There’s also a deeper reason I prefer going alone: I’m a picky eater when it comes to beef. I don’t eat fatty cuts, which means group yakiniku often involves either explaining my preferences or awkwardly leaving uneaten pieces on the grill. Solo dining at Yakiniku Like eliminates all of that. I order exactly what I want, cook it exactly how I like it, and there’s no one to negotiate with.
The Counter Setup
This visit was to the Ikebukuro East Exit branch, a compact store one minute’s walk from Ikebukuro Station — very convenient after catching a film at the nearby Grand Cinema Sunshine.

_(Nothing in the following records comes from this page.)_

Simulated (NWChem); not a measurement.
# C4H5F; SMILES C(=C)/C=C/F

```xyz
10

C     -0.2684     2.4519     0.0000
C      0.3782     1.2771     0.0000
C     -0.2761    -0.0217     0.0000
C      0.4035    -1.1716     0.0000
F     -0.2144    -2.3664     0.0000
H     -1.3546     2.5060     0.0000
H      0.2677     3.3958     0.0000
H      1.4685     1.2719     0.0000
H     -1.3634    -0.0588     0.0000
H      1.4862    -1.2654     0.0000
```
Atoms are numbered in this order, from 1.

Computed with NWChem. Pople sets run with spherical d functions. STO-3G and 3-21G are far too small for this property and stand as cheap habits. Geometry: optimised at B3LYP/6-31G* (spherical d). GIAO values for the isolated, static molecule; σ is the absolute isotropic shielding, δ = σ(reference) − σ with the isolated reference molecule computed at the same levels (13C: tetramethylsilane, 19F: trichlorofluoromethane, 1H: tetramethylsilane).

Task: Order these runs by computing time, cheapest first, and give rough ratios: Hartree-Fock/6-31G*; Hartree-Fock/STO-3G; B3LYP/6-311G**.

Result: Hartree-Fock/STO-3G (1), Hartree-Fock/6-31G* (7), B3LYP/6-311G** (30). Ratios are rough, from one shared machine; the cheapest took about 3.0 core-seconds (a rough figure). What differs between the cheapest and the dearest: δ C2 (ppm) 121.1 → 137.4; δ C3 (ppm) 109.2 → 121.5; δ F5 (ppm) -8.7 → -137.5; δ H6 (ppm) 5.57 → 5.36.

The interior has more style than you might expect — poster art on the walls, directional spotlights, a compact but carefully designed space. It doesn’t feel like a budget chain.

Each counter place consists of: your personal smokeless roaster, a touch-screen ordering panel, and a tray space in front of the grill where your meat is delivered. The counter width is 74.5cm per seat, with a partition between each diner. It’s compact but not uncomfortably so — everyone is focused on their own grill, and the partitions provide enough separation that you quickly forget there are people on either side of you.
(How do I know the exact counter width? In April 2021, Yakiniku Like ran a PR campaign selling a home counter kit for two seats — complete with one year of free yakiniku — for ¥4.01 million. The spec sheet listed 74.5cm per seat. One of the more memorable press releases I’ve read.)

What I Ordered

Everything is ordered via the touch panel — no need to flag down staff. My order this visit:
| Jo Rosu (premium beef loin) 50g | ¥360 · 120kcal (+ tare sauce 34kcal) |
|---|---|
| Takumi Karubi (special short rib) 50g | ¥330 · 258kcal |
| Choregi Salad (small) | ¥190 · 74kcal |
| Negi-dare (spring onion sauce) | ¥100 · 36kcal |
| Total | ¥980 · 522kcal |
The Jo Rosu (premium beef loin) is my favourite cut here — lean, tender, and satisfying to grill. I added the Takumi Karubi mostly out of curiosity, since it was slightly cheaper. As expected, it had more fat than I like, so I trimmed it quite aggressively before eating — meaning the effective calorie count was probably closer to 420kcal than the listed 522kcal.

The choregi salad (a Korean-style sesame and garlic dressed salad) was a good call — vegetables first is a habit I try to keep. The negi-dare (spring onion sauce) was nice but strong, and left quite a bit of onion flavour in my mouth afterwards. I’d skip it next time.
My planned next order: Jo Rosu 100g (¥720, 240kcal) + Choregi Salad (¥190, 74kcal) = ¥880 / 348kcal. Simpler and better value.
One small detail I appreciated: chopsticks and a wet towel are stored in a pull-out drawer in the side of the counter — no reaching over others, no communal dispenser. Thoughtfully designed.

Is Solo Yakiniku Lonely?
Not in the slightest.
The majority of the diners around me were also solo. A few pairs had come together, but even they were mostly eating quietly, focused on their grills. The atmosphere is one of calm, absorbed concentration — everyone managing their own little cooking project. It feels completely natural.
There’s also something genuinely relaxing about eating exactly what you want, cooked to your exact preference, without having to explain anything to anyone. For me — someone who has always been particular about meat and has spent years awkwardly navigating group yakiniku — it felt like a small liberation.
Practical Information
| Chain | Yakiniku Like (焼肉ライク) Founded 2019 · branches across Japan |
|---|---|
| Concept | Solo yakiniku with individual smokeless grills · counter seating · touch-panel ordering |
| Price range | Meat from ¥300–¥800 per 50g · full set meals also available · typical solo lunch ¥800–¥1,500 |
| Practical tips | No smoke on clothes — fine for a lunch break Most people order the rice + soup + kimchi set; à la carte also available Lean cuts (rosu/loin) recommended for those who prefer less fat |
| Website | yakiniku-like.com |
Summary
Yakiniku Like quietly solved a problem many solo diners didn’t know they had: the desire to eat Japanese BBQ without the social logistics of group dining. Individual grills, counter seating, a touch-panel that removes the need to interact with staff, and smokeless technology that won’t follow you out of the restaurant. It’s a small but genuinely clever piece of restaurant design.
If you’re travelling solo in Japan and want to try yakiniku without having to form a group, this is your answer. Look for a branch near your hotel — they’re now all over Tokyo and across the country.